Yesterday as I headed south to Libby's. I flipped my car into manual transmission mode. I love it that this car has both. I got to really thinking about how I like to push a car to its limits particularly in a standard. And it suddenly came to mind, what are things that feed your true self? The activities that bring you to life and make you feel truly alive? What gives you that burning sensation in your chest that you're touching upon something that brings the blood rushing?
Everyone has them. The boys were particularly quiet playing with Star Wars toys in the back seat so I let my mind wander as I ate up the miles to Chickasha. Going 81 always has its perks. Being that it's a two lane highway through farm land always sends me introspective on myself. And also the fact that you can sort of "experiment" with your vehicle without too much concern for the po po. ;)

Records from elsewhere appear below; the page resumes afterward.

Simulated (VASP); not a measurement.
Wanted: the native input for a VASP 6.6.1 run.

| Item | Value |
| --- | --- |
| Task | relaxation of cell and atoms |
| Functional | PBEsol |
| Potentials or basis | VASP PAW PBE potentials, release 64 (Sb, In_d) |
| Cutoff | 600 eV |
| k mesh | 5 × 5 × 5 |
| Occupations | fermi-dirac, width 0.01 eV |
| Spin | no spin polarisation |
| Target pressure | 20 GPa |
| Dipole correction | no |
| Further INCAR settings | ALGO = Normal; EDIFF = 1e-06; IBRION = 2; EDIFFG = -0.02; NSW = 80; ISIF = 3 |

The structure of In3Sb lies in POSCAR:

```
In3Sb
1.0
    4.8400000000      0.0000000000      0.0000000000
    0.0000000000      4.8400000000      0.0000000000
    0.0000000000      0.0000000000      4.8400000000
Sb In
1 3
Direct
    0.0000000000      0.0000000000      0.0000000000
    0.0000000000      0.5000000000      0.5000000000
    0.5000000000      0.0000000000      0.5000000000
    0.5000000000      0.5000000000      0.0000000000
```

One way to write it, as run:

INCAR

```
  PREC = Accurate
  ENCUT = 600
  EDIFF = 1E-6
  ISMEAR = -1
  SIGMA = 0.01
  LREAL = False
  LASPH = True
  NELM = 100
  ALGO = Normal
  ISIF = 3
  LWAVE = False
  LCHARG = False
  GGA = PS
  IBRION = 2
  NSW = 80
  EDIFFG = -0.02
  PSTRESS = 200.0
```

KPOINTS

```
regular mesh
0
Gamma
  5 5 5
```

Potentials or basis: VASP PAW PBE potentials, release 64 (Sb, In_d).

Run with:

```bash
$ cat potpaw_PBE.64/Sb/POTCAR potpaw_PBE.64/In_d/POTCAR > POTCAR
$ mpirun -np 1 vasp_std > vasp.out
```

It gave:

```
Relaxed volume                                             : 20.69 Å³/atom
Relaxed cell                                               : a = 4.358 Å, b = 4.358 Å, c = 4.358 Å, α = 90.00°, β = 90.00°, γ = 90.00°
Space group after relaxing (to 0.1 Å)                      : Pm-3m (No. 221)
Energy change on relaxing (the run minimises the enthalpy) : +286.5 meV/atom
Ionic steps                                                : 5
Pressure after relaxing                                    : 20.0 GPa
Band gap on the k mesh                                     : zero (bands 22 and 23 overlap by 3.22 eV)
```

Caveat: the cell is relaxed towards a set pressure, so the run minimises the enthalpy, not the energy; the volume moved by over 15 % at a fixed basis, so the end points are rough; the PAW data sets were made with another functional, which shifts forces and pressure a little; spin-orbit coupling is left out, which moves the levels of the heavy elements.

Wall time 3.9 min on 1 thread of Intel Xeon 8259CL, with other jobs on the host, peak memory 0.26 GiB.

So I thought of how others feed themselves, their inner selves...Rick loves to create and recreate with his hands. My Dad loves to EXPLORE anything and everything, walk, hike...I have friends who love photography. Libby loves to PAINT....My Mom likes to do graphic design. It all feeds who they are in their core.
Here's my list:
1. Driving a stick and making the machine work at my bidding
2. Riding a horse and being in sync with this large animal, talking without words
3. Walking alone in a pasture and stopping to hear and see but only in Graham for some reason
4. Reading something challenging and inspiring, thinking on it, applying it
5. Studying God's word and seeing it's seamless story
6. Taking time to stop and really study something and learn in a museum, whether art or exhibit
7. Taking just the right photograph and getting lost in the view from the lense
8. Travel and silence, taking in a place that is not familiar in the least, hearing the noises, the people, the smells
9. Garden work, uninterrupted, digging and planting, pulling and taming
I was telling Rick yesterday...about this concept and something I gleaned from thinking on it. I was a bit surprised to notice that I tend to feel most myself with independent activities like those I've listed above, many of which involve getting lost in my own moment.
The experience isn't corporate although I like company. But part of me is very in tune with time that is just me. Maybe this is why there are times I get so crazy being at home with the kids that I want to just run. Maybe this is why there have been many times that I've just pulled away from others...from a sense of feeling smothered or too in demand. I tend to return...but it's cyclical. I tend to sort of wax and wane. It's good to have time to one's self now and then. Truly it makes me a better giver to give this to myself when I can. It also calls me to a deeper understanding although not perfect and many times tainted of who I am and how this whole world comes together. Many times I feel God in a way not easily defined. It's like the whole things from Chariots of Fire...when the Eric says he runs to feel God's pleasure. That really really speaks to me.
Could it be that God is all of our personalities rolled into one...that He pours into us His own characteristics and likes and dislikes and that each of us is a piece of Himself in this way...the desire to feel speed and control, the need to talk without words, the seeker of beauty, the explorer or what have you? I certainly am convinced.